This is becoming routine for me as a territorial soldier, and it is quite something participating in ANZAC day in uniform.

ANZAC Bridge
The rest of the weekend will be anything but routine. I will fly to Sydney as part of a group of New Zealanders attending the unveiling of a statue of a Kiwi soldier that will join an Australian 'digger' that has stood lonely guard for years at the western end of what used to be Sydney's Glebe Bridge - the bridge was re-named the ANZAC Bridge in 1996 and Australian residents of New Zealand origin asked to have the NZ put back in ANZAC.

The statues are huge bronze sculptures standing 14 feet high. The Kiwi, however, will be two inches taller - a little artistic licence taken by sculptor Alan Sommerville, who was born and bred in New Zealand and farmed in Central Otago for 30 years before jumping the ditch to work in a Sydney foundry. A foundry is useful training for a sculptor - Mr Sommerville also produced the first statue of the 'Digger'.

Both soldiers will be dressed in Gallipoli uniforms so the most obvious difference will be the hats: a slouch hat for the Australian and a 'lemon squeezer' for the New Zealander.
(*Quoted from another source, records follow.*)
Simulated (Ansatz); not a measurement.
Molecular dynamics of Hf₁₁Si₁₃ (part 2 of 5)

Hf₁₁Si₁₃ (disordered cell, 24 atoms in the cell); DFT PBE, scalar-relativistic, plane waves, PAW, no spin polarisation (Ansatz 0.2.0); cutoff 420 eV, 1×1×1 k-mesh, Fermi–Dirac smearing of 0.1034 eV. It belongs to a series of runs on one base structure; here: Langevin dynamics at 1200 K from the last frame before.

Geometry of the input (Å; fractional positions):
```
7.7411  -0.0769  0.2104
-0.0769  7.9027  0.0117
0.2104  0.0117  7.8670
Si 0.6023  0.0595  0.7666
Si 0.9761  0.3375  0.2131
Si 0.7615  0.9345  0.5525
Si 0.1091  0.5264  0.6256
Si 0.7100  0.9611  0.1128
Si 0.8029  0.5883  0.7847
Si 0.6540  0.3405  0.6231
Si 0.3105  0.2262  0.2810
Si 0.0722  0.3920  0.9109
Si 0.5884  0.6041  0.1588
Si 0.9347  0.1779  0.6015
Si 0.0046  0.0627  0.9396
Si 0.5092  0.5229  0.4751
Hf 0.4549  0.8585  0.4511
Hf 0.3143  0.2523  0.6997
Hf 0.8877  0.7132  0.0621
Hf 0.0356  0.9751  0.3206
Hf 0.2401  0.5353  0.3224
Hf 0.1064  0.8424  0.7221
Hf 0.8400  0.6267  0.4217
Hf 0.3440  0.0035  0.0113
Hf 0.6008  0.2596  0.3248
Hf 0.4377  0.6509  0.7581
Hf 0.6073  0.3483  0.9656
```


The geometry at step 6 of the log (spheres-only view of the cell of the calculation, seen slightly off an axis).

The New Zealand government made a significant contribution to the cost of the Kiwi ANZAC sculpture.

Nancy Wake
It is well known in New Zealand that the most highly decorated man in the British Commonwealth Forces was Charles Upham, whose Victoria Cross and bar was - and still is - a source of considerable national pride.

What is less well known is the fact that Nancy Wake, the most highly decorated woman on the Allied side, was born in Roseneath in Wellington.

At age two, Nancy moved with her family to Sydney. While this means that the Australian's could claim her as their own - as they did with such Kiwi icons as Phar Lap and pavlova - New Zealand's claim is anchored by Nancy's Maori ancestry.

Nancy's father was a journalist who abandoned the family when she was young, leaving her mother unsupported. In these difficult circumstances, Nancy grew up and developed something of a reputation as a rebel.

At age 16, she ran away from home and found a job as a psychiatric nurse. She worked quietly at her profession until bequeathed 200 pounds by her Aunt Hinemoa - previously the black sheep of the family. While the story of how the black sheep acquired such a large sum of money remains untold, Aunt Hinemoa did the world a great service when she left her legacy to Nancy Wake.

Nancy left for Europe where she joined a wealthy, cosmopolitan set. It wasn't all parties, however, with Nancy working as a journalist and travelling much of Europe. It was in Vienna that she saw Nazi cruelties firsthand and was left in no doubt as to which side she was on.

In those days, Nancy's main asset seems to have been her beauty - she married a wealthy French Industrialist and they settled in Marseilles. She might have lived on quietly as Madame Fiocca but for the onset of war.

No one - not even Nancy - knew what steel lay beneath the surface, but it was revealed by the cataclysm that was about to be unleashed. After the fall of France, Nancy became involved in smuggling pilots into neutral Spain. To her great credit, the Gestapo put their highest bounty on her head. Few who came under the suspicion of the Gestapo survived and, in 1943, Nancy had to smuggle herself out of occupied France. The Gestapo came for Nancy but took her husband Henri, who died under torture rather than reveal her whereabouts. She didn't learn of this until it was all over.

In Britain Nancy re-trained and parachuted back into France for combat missions, but ran into a problem straight away. She became caught in a tree and the Maquis agent who was charged with finding her commented as she swung helplessly in the air that he wished all trees bore such beautiful fruit.

Nancy was awarded high decorations for valour by Britain, France and the US - the last was for saving US airmen.

In the 1990s it was drawn to the Australian Government's attention that Nancy had never received an Australian medal. Apparently, the reason was that she was still a New Zealand citizen. Perhaps it is time for an ANZAC medal?